1D Lattice Boltzmann Theory

July 2024

Fluid-Dynamics Lattice-Boltzmann Physics Simulation Stat-Mech

Here I’ll show the theory behind simulating the Boltzmann equation in 1d using the lattice Boltzmann method. There’s nothing particularly special about 1d, but it removes some notational burden and removes some minor complexities which are not important for understanding the method.

Collision Operator

The Boltzmann equation in 1d is

$$\frac {\partial f} {\partial t} = \Omega - q\frac{\partial f}{\partial x} - \frac{F}{\rho}\frac{\partial f}{\partial q}$$

Before we can make any progress we need to define the collision operator $\Omega$. The exact form of $\Omega$ involves some modelling choices, but clearly it should obey some constraints

Mass conservation - Particles should be neither created nor destroyed.
Momentum conservation - The total linear momentum should remain unchanged.
Energy conservation - The total kinetic energy should not change.

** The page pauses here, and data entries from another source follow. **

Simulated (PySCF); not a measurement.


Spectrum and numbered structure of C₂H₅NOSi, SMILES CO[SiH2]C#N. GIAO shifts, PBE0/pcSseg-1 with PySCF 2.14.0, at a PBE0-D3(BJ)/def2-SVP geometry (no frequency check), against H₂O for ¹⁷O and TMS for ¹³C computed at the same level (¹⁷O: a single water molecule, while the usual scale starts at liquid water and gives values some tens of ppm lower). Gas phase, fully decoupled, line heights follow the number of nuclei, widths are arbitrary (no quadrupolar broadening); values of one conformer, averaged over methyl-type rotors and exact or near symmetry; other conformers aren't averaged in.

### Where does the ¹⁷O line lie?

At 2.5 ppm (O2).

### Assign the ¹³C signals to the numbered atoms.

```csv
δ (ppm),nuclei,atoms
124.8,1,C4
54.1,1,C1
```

The simplest collision operator which is used in practice is the Bhatnagar, Gross and Krook (BGK) operator. After the atoms in our gas have collided many times they will come to equilibrium. The BGK collision operator simply relaxes all velocities towards their equilibrium values exponentially with a set timescale $\tau$

$$\Omega_\mathrm{BGK} = \frac 1 \tau \left(f^\mathrm{eq}(\mathbf q) - f(\mathbf q)\right)$$

where the equilibrium distribution - $f^\mathrm{eq}$ - is the local Maxwell distribution. Note, I have elided the dependence of $f$ on $t$ and $\mathbf x$ for clarity here and throughout.

If $f^\mathrm{eq}$ has the same moments as $f$, then linearity of integration means that the moments are conserved by the BGK operator.

$$\begin{align} \int \Omega(q) q^k dq &= \frac{1}{\tau}\int\big(f^\mathrm{eq}(q) - f(q)\big) q^k dq \\ &= \frac{1}{\tau}\Big(\int f^\mathrm{eq}(q) q^k dq - \int f(q) q^kdq\Big) \\ &= 0 \end{align}$$

This means our goal will be to find a numerical scheme which lets us write the equilibrium distribution such that its moments exactly match the non-equilibrium distribution.

Equilibrium Distribution

What is the distribution of velocities at equilibrium? Well, the distribution of speeds is given by the famous Maxwell-Boltzmann distribution . This is the distribution of the magnitude of a 3d Gaussian distribution, with zero mean and covariance matrix $\sigma^2 \mathbf I$ where

$$\sigma^2 = \frac{k_BT}{m}$$

with $m$ - the particles’ mass, $k_B$ - Boltzmann’s constant, and $T$ the temperature. In our case we have a 1d system and so we expect a 1d Gaussian with zero mean and variance given by the above. Great.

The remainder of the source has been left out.